One has a notch that has to click into the holder. For it to work other considerations would be the flow thru the tip when cutting. To operate properly.
That will be another area I will have to check before purchasing one.
As to the circle cutter you might be able to modify a gas rig circle attachment or make one up out of some form of lay out compass from Lee Valley or Blick. There are plans for do it your self CNC machines for cutting. And that would open another can of worms as on some sites the ones that are sold to add to your torch unit or come with a dedicated torch. Have problems mainly with the pc boards/controls. And that seems to be from the conductive dust and particulate in the smoke and poor filtration for the cooling air for the electronics. Or so I have been told.
So for now I will continue to use my henrob/cobra 2000 torch which gives a closer style cut to a plasma torch with some practice. And can be adapted to circle cutters ect.
The usual disclaimers apply satisfied customer and only live 25 miles from the home office of them:D
Aaron Schroeder
12-29-2007, 10:19 AM
I strongly considered purchasing the cutter from harbor freight just so I could have at their stach of cheaper tips.
Tips seem like they must be the most marked up product in the market. Every time I come to the realization that a tip is done, I feel a bitter sense of guilt.........I could have, should have done better to extend it's life.
I wish I had a tip punch. Put a penny in it, pull the lever and out pops another tip eager for service.

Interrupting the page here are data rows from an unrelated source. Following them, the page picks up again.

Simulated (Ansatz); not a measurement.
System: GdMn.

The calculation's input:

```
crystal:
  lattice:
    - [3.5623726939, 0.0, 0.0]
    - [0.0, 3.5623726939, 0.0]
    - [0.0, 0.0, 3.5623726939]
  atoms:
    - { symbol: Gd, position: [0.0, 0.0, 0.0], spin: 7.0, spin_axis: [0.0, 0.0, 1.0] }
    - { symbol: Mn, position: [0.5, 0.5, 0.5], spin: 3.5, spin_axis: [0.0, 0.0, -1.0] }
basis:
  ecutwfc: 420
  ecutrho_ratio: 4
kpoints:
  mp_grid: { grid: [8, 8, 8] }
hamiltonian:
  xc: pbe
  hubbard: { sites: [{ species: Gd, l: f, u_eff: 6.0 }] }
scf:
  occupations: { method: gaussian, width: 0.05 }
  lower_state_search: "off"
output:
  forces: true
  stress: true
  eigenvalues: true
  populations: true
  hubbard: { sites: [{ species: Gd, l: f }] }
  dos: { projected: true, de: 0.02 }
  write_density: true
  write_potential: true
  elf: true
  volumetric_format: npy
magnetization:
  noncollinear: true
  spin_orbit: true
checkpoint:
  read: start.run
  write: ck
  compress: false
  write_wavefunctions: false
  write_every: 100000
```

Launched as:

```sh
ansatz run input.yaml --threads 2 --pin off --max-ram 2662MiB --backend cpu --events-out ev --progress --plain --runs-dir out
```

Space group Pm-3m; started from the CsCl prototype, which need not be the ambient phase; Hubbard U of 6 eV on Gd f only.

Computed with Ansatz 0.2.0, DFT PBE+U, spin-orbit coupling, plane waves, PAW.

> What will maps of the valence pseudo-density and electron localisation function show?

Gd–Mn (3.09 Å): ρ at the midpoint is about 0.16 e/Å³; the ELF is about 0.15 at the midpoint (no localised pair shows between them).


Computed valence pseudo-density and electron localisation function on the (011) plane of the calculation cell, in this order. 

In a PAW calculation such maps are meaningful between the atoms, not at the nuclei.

I'm pretty sure you could purchase a circle cutter and pantograph designed for another brand and it would work . Might have to modify the cup holder a bit but how hard could that be ?
Good luck in your search. Expect to be dissappointed.........those guys back at corporate have us exactly where they want us.
I'm waiting for the day when a shady character pulls me aside, opens his trench coat and displays it's interior lined with cheap blackmarket rip offs. That'll be the day.
The reason plasma electrodes and tips are so expensive is that they are not just copper, which is going for $3 to $5 a pound lately, but that they are then coated with other metals that actually ARE expensive, like Hafnium.
They may look simple, but the electrodes are complicated, high tech little guys.
Add in monopoly factors of course- every manufacturer, and sometimes every model, has its own design.
there is at least one reputable aftermarket firm, that makes tips and electrodes, but dont expect em to cost a dime.
http://www.precisionproducts.com/
Tip life is directly related to three things-
Standoff height- my automated machine has auto torch height adjustment, maintaining a constant height- this is the best, but simply hose clamping a homemade standoff can do wonders if you are doing lots of template or straight line against a jig cutting.
Air quality- ANY MOISTURE IS BAD. You really need both a standard water trap on your line, and a motorguard style water filter. This makes a difference in performance, tip life, and cut quality. http://www.motorguard.com/air_2_3.html
An M-45 like this is usually available at decent welding supply places for 60 bucks or so, and the elements can be changed out every month or so, and you allow the wet one to dry for a month, and then reuse- that way, a pair can last at least a couple years.
Number of piercings- Nothing wears out a tip like piercing a hole. If you are doing a lot of interior cuts, you will notice a much shorter tip life. Whenever you can, start cutting at an edge, and work in. Often times, this is impossible. I have done pieces with literally hundreds of cutout openings, and the tips just dont last that long- a couple hundred piercings will wear out a tip, even if it only has run a few hundred linear inches, whereas a single piercing might run a thousand or two linear inches.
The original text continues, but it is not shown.